Optim

Optimizer

class kospeech.optim.__init__.Optimizer(optim, scheduler=None, scheduler_period=None, max_grad_norm=0)[source]

This is wrapper classs of torch.optim.Optimizer. This class provides functionalities for learning rate scheduling and gradient norm clipping.

Parameters
  • optim (torch.optim.Optimizer) – optimizer object, the parameters to be optimized should be given when instantiating the object, e.g. torch.optim.Adam, torch.optim.SGD

  • scheduler (kospeech.optim.lr_scheduler, optional) – learning rate scheduler

  • scheduler_period (int, optional) – timestep with learning rate scheduler

  • max_grad_norm (int, optional) – value used for gradient norm clipping

RAdam

class kospeech.optim.radam.RAdam(params, lr=0.001, betas=0.9, 0.999, eps=1e-08, weight_decay=0, degenerated_to_sgd=True)[source]

Paper: “On the Variance of the Adaptive Learning Rate and Beyond”

Refer to https://github.com/LiyuanLucasLiu/RAdam Copyright (c) LiyuanLucasLiu Apache 2.0 License

step(closure=None)[source]

Performs a single optimization step (parameter update).

Parameters

closure (callable) – A closure that reevaluates the model and returns the loss. Optional for most optimizers.

Note

Unless otherwise specified, this function should not modify the .grad field of the parameters.

AdamP

class kospeech.optim.adamp.AdamP(params, lr=0.001, betas=0.9, 0.999, eps=1e-08, weight_decay=0, delta=0.1, wd_ratio=0.1, nesterov=False)[source]

Paper: “AdamP: Slowing Down the Slowdown for Momentum Optimizers on Scale-invariant Weights”

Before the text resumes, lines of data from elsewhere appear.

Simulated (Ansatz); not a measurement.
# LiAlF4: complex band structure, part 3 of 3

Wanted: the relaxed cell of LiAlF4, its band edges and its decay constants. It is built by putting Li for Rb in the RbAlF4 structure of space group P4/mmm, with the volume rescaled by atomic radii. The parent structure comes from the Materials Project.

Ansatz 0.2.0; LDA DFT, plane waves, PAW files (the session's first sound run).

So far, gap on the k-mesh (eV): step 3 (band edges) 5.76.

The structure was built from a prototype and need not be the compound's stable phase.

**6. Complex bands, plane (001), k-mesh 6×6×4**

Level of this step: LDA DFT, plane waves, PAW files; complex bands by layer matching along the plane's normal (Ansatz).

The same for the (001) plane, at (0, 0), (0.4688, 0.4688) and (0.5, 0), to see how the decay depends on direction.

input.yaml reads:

Copied from https://github.com/clovaai/AdamP/ Copyright (c) 2020 Naver Corp. MIT License

step(closure=None)[source]

Performs a single optimization step (parameter update).

Parameters

closure (callable) – A closure that reevaluates the model and returns the loss. Optional for most optimizers.

Note

Unless otherwise specified, this function should not modify the .grad field of the parameters.

Novograd

class kospeech.optim.novograd.Novograd(params, lr=0.001, betas=0.95, 0, eps=1e-08, weight_decay=0, grad_averaging=False, amsgrad=False)[source]

Novograd algorithm.

Copied from https://github.com/NVIDIA/DeepLearningExamples/blob/master/PyTorch/SpeechRecognition/Jasper/optimizers.py Copyright (c) 2019 NVIDIA Corp. Apache-2.0 License

Parameters
  • params (iterable) – iterable of parameters to optimize or dicts defining parameter groups

  • lr (float, optional) – learning rate (default: 1e-3)

  • betas (Tuple[float, float], optional) – coefficients used for computing running averages of gradient and its square (default: (0.95, 0))

  • eps (float, optional) – term added to the denominator to improve numerical stability (default: 1e-8)

  • weight_decay (float, optional) – weight decay (L2 penalty) (default: 0)

  • grad_averaging – gradient averaging

  • amsgrad (boolean, optional) – whether to use the AMSGrad variant of this algorithm from the paper `On the Convergence of Adam and Beyond`_ (default: False)

step(closure=None)[source]

Performs a single optimization step. :param closure: A closure that reevaluates the model :type closure: callable, optional :param and returns the loss.: